The Common Characteristics of Villainy: An Examination of Dastardly Traits from Early Mythology

There are many wildly different sets of mythologies and individual myths in existence today; every human culture has some set of fundamental beliefs that is largely dependent on a common mythology. The differences in these mythologies, just like the differences in the cultures that produce them, can often seem so large as to erase any sense of similarity in the myths. But, also like different cultures, different myths and mythologies also have large areas of similarity and common ground with each other. One of these areas is in the character of the villain, which is a common element in many tales. Though the villains take different shapes, there are some common traits that they typically share. Chief amongst these is selfishness, and combining this with ingenuity and a denial of responsibility equals a villain.

The Navajo Creation Myth

One aspect of the Navajo creation myth, the story of the creation of man, shows the aspects of villainy quite clearly. The villains in this tale are actually the ancestors of mankind, and are not really villains in the traditional sense -- they do not have evil intentions, and their actions do not ultimately end in destruction, but rather creation. Still, hey are definitely viewed negatively within the context of the myth, and it is their villainous actions that leads them through the chain of events that allows them to be the progenitors of the human race. Though not fully villains, the Air Spirits definitely embody the spirit of villainy.

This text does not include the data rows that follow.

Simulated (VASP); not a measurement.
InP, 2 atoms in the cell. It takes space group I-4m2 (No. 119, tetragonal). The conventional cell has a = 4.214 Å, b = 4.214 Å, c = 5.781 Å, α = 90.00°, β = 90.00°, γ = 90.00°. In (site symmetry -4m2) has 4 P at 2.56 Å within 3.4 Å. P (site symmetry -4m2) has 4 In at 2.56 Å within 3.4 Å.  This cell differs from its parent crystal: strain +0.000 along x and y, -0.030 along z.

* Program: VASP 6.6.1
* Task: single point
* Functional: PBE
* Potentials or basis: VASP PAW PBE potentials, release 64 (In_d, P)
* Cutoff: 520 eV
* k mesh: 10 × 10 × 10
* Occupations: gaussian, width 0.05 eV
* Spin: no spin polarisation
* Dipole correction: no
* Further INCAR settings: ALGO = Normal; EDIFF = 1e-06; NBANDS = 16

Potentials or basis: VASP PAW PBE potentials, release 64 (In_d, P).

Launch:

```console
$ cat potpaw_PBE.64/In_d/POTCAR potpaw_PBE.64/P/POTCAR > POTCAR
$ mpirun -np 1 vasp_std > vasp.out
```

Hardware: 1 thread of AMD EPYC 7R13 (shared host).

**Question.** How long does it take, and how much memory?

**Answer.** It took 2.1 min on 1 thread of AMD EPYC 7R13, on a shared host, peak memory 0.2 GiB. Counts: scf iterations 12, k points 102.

The Air Spirits show their primary quality of villainy, that is their selfishness, in the first piece of background information given in the myth: they were all adulterous, and fought constantly because of it. It wasn't only that both the men and the women were prone to sleeping with each other's partners; "they tried to stop, but they could not help themselves." It is this lack of self-control that demonstrates truly profound and pervasive selfishness, in that it even takes over their planning abilities. The Air Spirits are not happy with the situation the way it is, but they are unable to bring themselves to stop their adulterous behavior in order to have a more peaceful existence with each other. This marks them right form the outset of the story as at least villainous, if not outright villains, and other qualities later on in the continuing myth make this determination more concrete.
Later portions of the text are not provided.